At a time when the rights of queer people of color are increasingly at risk, the history and legacy of ballroom culture is more important than ever.
The One That Got Away
HD Video / Silent / 05:22 min / 2019
The video ‘The One That Got Away’ makes a compelling plea to a sense of belonging in the midst of urban transformation. Phrases which appear on screen were taken from anonymous letters addressed to ex-lovers posted online—that have been written not to be sent—as a way of seeking closure and being part of the healing process. Conflating numerous of these phrases with meandering moving images of closely cropped urban landscapes seem to refer as much to an absent former lover as to a lost sense of place. ‘The One That Got Away’ evokes a feeling of alienation as well as an unending need to belong.

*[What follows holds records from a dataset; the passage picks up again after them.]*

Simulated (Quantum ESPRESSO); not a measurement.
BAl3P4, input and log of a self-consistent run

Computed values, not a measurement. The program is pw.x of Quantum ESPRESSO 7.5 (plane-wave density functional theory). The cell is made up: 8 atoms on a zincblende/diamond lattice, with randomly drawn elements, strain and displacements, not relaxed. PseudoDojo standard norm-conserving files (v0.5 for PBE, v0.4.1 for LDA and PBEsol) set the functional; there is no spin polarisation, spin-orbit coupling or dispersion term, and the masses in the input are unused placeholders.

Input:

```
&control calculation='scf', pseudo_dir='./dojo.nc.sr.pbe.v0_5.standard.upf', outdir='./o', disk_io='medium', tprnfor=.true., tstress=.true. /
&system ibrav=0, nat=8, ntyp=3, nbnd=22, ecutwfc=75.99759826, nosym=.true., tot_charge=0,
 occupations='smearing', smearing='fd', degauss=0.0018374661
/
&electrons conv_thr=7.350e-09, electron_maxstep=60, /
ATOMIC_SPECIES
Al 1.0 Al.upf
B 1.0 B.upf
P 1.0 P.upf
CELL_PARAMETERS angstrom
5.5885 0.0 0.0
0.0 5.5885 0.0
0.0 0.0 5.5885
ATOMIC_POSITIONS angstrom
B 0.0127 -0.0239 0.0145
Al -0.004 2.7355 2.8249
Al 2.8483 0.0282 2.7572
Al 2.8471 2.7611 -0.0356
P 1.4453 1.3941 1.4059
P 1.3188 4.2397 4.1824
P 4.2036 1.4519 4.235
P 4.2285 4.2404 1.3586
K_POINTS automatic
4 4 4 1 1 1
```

Major cities around the globe are going through a speculative property development boom. Multinational real estate corporations are buying up large-scale urban land, to churn out high-end, homogeneous looking giant glass towers, without any regard to the local environment.
The exterior of buildings shape our urban experience and provide an emotional connection to a city. Threatened by the surge in corporate re-development, our cities are beginning to lose their individual character, contributing to a lost sense of place among residents.
Since the aim is to extract the highest profit possible, developers focus solely on building higher-end retail chains, luxury apartments, and premium office parks. This can lead to the hollowing out of the social and cultural vibrancy of the city. As urban dwellers are in constant flow by their endless search for affordable housing.
The video ‘The One That Got Away’ reflects on this phenomenon of being in a continuous state of transition. When your environment is changing so rapidly around you, and the differences between global cities are blurring, you find yourself split between the memory of a lost love and the longing for a new one.
‘The One That Got Away’ has been shortlisted for the LOOP Barcelona 2019’s Discover Award.
Somewhere in Between
HD Video / 07:00 min / 2016
The video ‘Somewhere in Between’ reflects on the Indo diaspora after the decolonization of the Dutch East Indies (contemporary Indonesia). Hundreds of thousands of people of Eurasian heritage were forced to leave the country after the Bersiap period (the bloody separation between the Netherlands and its colony).
The narration of the video conflates a number of comments left on online Indo community networks. Shaped like a stream of thoughts — ‘Somewhere in Between’ highlights different aspects of the process to redefine identity and culture.
The starting point for ‘Somewhere in Between’ came from one of my favorite main courses on the menu of Indonesian restaurants in the Netherlands. The dish is called rijsttafel (rice table) an elaborate meal with rice and many side dishes — the origin of the rijsttafel is colonial and it is no longer served in present-day Indonesia. It reveals how traces of the spice trade and three hundred years of a colonial past still remain present in Dutch society today.
‘Somewhere in Between’ is one narrative in an interchanging world of migratory experiences. These particular migrating stories re-contextualize the past and give us insight to the present.